It was probably following Ms. Tyler’s advice that I began reading for pleasure in Spanish. I started with elementary-graded readers and soon made the next logical progression to One Hundred Years of Solitude. I didn’t lose the habit of reading novels in Spanish even after moving to Italy. Once while my brother was doing a university year abroad in Seville, I went to stay with him at Easter for the Semana Santa festivities. When he turned up with a local friend to greet me at the train station, I launched into a detailed Spanish description of my trip, all those interior narratives of the novels suddenly flowing forth unencumbered.

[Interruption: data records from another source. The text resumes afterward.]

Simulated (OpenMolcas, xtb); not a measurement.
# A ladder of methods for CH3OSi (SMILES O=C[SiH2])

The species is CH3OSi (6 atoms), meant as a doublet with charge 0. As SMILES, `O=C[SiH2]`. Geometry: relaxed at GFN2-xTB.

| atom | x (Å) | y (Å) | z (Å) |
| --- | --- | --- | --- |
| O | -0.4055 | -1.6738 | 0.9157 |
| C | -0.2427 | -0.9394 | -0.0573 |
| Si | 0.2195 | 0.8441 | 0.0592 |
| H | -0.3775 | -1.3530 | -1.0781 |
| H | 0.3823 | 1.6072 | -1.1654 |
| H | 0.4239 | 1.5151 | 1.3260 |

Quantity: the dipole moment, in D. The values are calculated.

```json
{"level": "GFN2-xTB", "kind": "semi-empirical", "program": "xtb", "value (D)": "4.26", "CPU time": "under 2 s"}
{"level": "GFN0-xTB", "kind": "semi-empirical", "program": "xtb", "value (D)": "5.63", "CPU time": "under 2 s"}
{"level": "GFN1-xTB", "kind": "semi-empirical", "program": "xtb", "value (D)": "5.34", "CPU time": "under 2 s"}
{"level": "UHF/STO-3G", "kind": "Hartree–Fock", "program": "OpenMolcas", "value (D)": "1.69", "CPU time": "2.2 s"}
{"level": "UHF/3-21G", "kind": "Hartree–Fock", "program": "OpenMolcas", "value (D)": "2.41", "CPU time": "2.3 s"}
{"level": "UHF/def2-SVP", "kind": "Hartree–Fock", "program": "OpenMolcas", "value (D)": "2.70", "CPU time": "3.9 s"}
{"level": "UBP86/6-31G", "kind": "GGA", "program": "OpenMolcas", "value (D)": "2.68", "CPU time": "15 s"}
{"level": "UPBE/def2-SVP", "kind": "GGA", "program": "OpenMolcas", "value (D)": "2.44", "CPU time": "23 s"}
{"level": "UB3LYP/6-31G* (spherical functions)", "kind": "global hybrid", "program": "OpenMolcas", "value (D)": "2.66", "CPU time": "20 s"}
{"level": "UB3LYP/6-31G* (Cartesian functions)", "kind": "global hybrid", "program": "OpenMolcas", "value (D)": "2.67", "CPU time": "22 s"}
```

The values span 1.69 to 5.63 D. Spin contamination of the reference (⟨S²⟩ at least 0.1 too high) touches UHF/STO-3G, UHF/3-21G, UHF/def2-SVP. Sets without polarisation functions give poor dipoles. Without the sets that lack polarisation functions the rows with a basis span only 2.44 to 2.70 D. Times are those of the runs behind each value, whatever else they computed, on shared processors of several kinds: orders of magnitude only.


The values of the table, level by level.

“Wow,” my brother said. “I didn’t know you spoke Spanish so well. How did you learn it?”

In my great wisdom, I replied, “No lo sé.” (I don’t know.)

But I had even amazed myself and continued to do so throughout that entire week of following religious processions through the narrow streets amidst the smell of hot wax and frankincense and afterwards hopping from tapas bar to tapas bar till the moon disappeared. I was intensely motivated to keep up with the conversations my brother and his fellow architecture students were having around tables strewn with jamón and cigarette butts. It didn’t hurt that I developed a harmless crush on one of them. Or that we all stayed up every night well past my bedtime. And the red wine didn’t hurt either.

Naturally, my story of how I learned Spanish involves the opposite sex. To those of you who say, “Oh, no, not again! Can’t you learn a language without a man?” I say, “Can you eat toast without butter?”

Speaking of butter, I have to make a special mention of Alberto. He was the Spanish lettore at my university, the native-language assistant teacher from Barcelona who all the girls had a crush on. All the girls who were studying Spanish but also a few studying Russian and Sanskrit and Japanese too. Why did they all have burning, unrequited crushes on Alberto? It wasn’t just that he was a relatively good-looking foreigner with impeccable hygiene. It wasn’t just the fact that he elegantly rode that fine line between being a professor – our superior, for goodness’ sake – and being a casual friend who wasn’t actually much older than us. No, it wasn’t just that. I think they all loved Alberto because he was so unItalian, so unhairy, so gentle, so soft – and not just in the charming Iberian way he liquefied the hard consonants of the Italian language. He seemed shy and unaware of all the whispering outside the lecture halls. He tucked in his shirt. He had dewy and slightly bulging eyes, a chiselled nose and tapered artist’s fingers. On top of that, his mother was gravely ill. You would have melted too.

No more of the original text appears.